Mercy © Sharon Bradford
Mercy
© Sharon Bradford

Wednesday evening’s "Program A" opened with an excerpt from Mercy (2009), followed by two new works: What Come, Thereafter and Places Please, which will conclude all three programs. Co-Founder, Artistic Director and resident choreographer Dwight Rhoden’s work explored a range of different themes all woven together by a clear aesthetic. From vibrant costumes to dramatic lighting, with strong musical selections, this was perhaps not the subtlest of productions.
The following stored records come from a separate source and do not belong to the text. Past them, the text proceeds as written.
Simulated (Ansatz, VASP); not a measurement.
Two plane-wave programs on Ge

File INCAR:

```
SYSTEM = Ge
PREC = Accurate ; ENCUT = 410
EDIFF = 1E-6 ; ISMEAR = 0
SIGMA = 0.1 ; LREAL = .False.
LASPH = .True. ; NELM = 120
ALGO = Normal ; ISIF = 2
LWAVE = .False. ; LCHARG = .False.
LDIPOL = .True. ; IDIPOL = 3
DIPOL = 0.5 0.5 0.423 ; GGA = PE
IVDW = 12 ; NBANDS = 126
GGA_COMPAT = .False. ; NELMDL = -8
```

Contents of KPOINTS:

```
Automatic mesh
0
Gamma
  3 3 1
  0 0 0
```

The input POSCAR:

Mercy begins with seven couples, the men bare-chested in flowing white pants and the women in lavender leotards (costumes by Christine Darch). They come to life to a combination of spiritual songs and chants, and, from the first move, passion is the force driving them. There are recognizable elements - hands clasped in prayer, the unmistakable word “hallelujah” - but the dancers transform just as easily into foreign entities. Whirling on the spot, pants catching the air like skirts, a sense of organic motion runs through the piece, despite disruptions caused by many costume changes. At one point three women dance with floor-length white skirts, swirling like Caribbean dancers and then spinning like Sufi Dervishes. Dancer D. Gary W. Jeter, II is the focal point, cutting a striking figure in red. His strength and athleticism adds another visual layer to a company of physically strong dancers. In this excerpt Jeter is not frightening or evil but it's impossible to ignore the implications of one red character in a sea of white. His power and clarity allow Rhoden to use props such as a crimson backdrop, which the dancers burst through, and stools that double as buckets (and later partners), without ever overwhelming the dancers’ lines. He achieves controlled visual chaos.

The world premiere of What Come, Thereafter was an emotional glimpse into Complexions and the changes facing the company in the coming year. Rhoden has dedicated this piece and this year to his longtime collaborator and friend Richardson. As they explained in the post-performance discussion (part of the Joyce’s "Dance Chat" series), the artist-muse relationship they have enjoyed has inspired them both, from the first stages of choreography through to performing night after night. Starting in silence, one dancer cues the music as in a rehearsal. Like the maestro leading his orchestra, Richardson leads the other dancers - sometimes moving with them, other times an outside observer. Richardson is utterly at ease and grounded so that energy travels in every direction through his body. The four supporting couples maintain this connection beautifully, both as individuals and in their duets.

The music for What Comes, Thereafter was also a collaboration. The composer and pianist ELEW took every opportunity to study not only Rhoden’s style, but each dancer’s characteristics as well. Playing live Wedensday night, ELEW’s chords filled the theater, undulating through Richardson’s body and reverberated by the other dancers. While highlighting Richardson’s contribution as a member of the company, Rhoden has quite literally choreographed Richardson’s swan song. The stark lighting (Michael Korsch) and jewel-toned but simple costumes (Jae Man Joo) make Richardson’s departure all the more tangible.

Places Please is definitely a feel-good ending, complete with catchy music and a love story. There’s a good chance you’ve danced to this music before, with songs by the Brian Setzer Orchestra, Cherry Poppin' Daddies, Big Bad Voodoo Daddy, and Dave Brubeck - and watching Complexions, you’re going to want to again. The choreography is fun to watch, mixing swing dance with ballet for a truly contemporary creation. This is the most theatrical performance of the night, with the dancers portraying everything from the playful, flirty vibe of a dance club, to primping backstage, to a nerd in suspenders winning over the girl in the red dress. Darch had fun with the costumes, using the Roaring Twenties motif.

What will Complexions look like without Richardson’s tremendous presence at the forefront? He will be missed - but it’s safe to say that he and Rhoden have a powerful and talented group of dancers, fully capable of continuing their vision.